Protecting and understanding groundwater

Publication Date
Think about groundwater much? Probably not, but that makes it no less important.

“Groundwater provides drinking water to over 2 billion people; supplies nearly half of the irrigation water used globally to grow our crops, and sustains surface water bodies and groundwater-dependent ecosystems,” Mason Stahl said. “But because groundwater is largely out of sight, people often don’t realize how important it is and how threatened it is by overuse and contamination.”

Mason Stahl
Mason Stahl conducting fieldwork in Vietnam.

To better understand groundwater and its recharge process, and to better protect and manage it, Stahl’s research focuses on two key questions.

  1. How does water become groundwater? Where does this water come from and when did it become groundwater? (Stahl is working with Jaclyn Gehring ’20, Yusuf Jameel of MIT, and Union geology professor John Garver on studies related to this question.)

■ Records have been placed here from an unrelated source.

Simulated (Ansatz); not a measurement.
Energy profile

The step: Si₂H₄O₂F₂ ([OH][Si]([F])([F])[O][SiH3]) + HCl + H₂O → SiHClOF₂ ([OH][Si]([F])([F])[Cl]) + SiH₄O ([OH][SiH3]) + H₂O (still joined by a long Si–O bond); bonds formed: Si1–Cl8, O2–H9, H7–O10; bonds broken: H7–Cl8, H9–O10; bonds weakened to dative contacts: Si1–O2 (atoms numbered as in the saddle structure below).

Consider this example from Stahl.

The water in a household well might recharge (refill) locally or the water might come from mountains hundreds of miles away. In terms of when the well might recharge during the spring thaw, or the water filling it today might have arrived thousands of years ago during a very different climate. And as for how, that might be during strong rainstorms or from river water seeping into the aquifer.

“Knowing where, when, and how groundwater recharges is important to understanding the sustainability of our groundwater resources,” Stahl said. “And to understanding how the quantity and quality of this resource might be impacted by climate and environmental change.

Which segues to Stahl’s second key area of study.

  1. Arsenic contamination in groundwater is relatively common. How does this happen?

“High levels of groundwater arsenic pose a health risk to more than 150 million individuals across the world. While it’s most severe in Asia, more than 2 million Americans are estimated to be exposed to groundwater arsenic above EPA guidelines,” Stahl said. “In many cases, high levels of arsenic are naturally occurring and are not the direct result of human activities. However, human activities can influence the process of releasing arsenic.”

Naturally occurring arsenic is very sensitive to levels of oxygen or organic matter (like plant material and animal or human waste) in saturated soil, Stahl explained. Changes in the environment caused by human disruptions to the ground – such as flooding fields for irrigation or constructing ponds – can alter the geochemical conditions and cause arsenic to leach out of soil and rocks and into groundwater.

Together with colleagues Beck DeYoung ’21 and Ben Bostick and Craig Connolly (both of Columbia University), Stahl is studying how flooding patterns and surface water bodies (like ponds) might contribute to contamination.

A recent National Science Foundation Major Research Instrumentation Grant supports research on both questions. The funds will allow purchase of a cavity ring-down spectrometer, which measures isotopes of hydrogen and oxygen in water.

“By analyzing the isotopes in groundwater you can learn about the water’s source,” Stahl said. “You can track the where, when and how of groundwater recharge and the way groundwater moves through arsenic-affected aquifers. This is critical to understanding the conditions that drive arsenic release.”

Stahl is the principal investigator on the grant. Co-investigators are Holli Frey, professor and chair of geology; David Gillikin, professor of geology and director of environmental science and engineering; Donald Rodbell, professor of geology; and Anouk Verheyden-Gillikin, geology lecturer and stable isotope laboratory manager.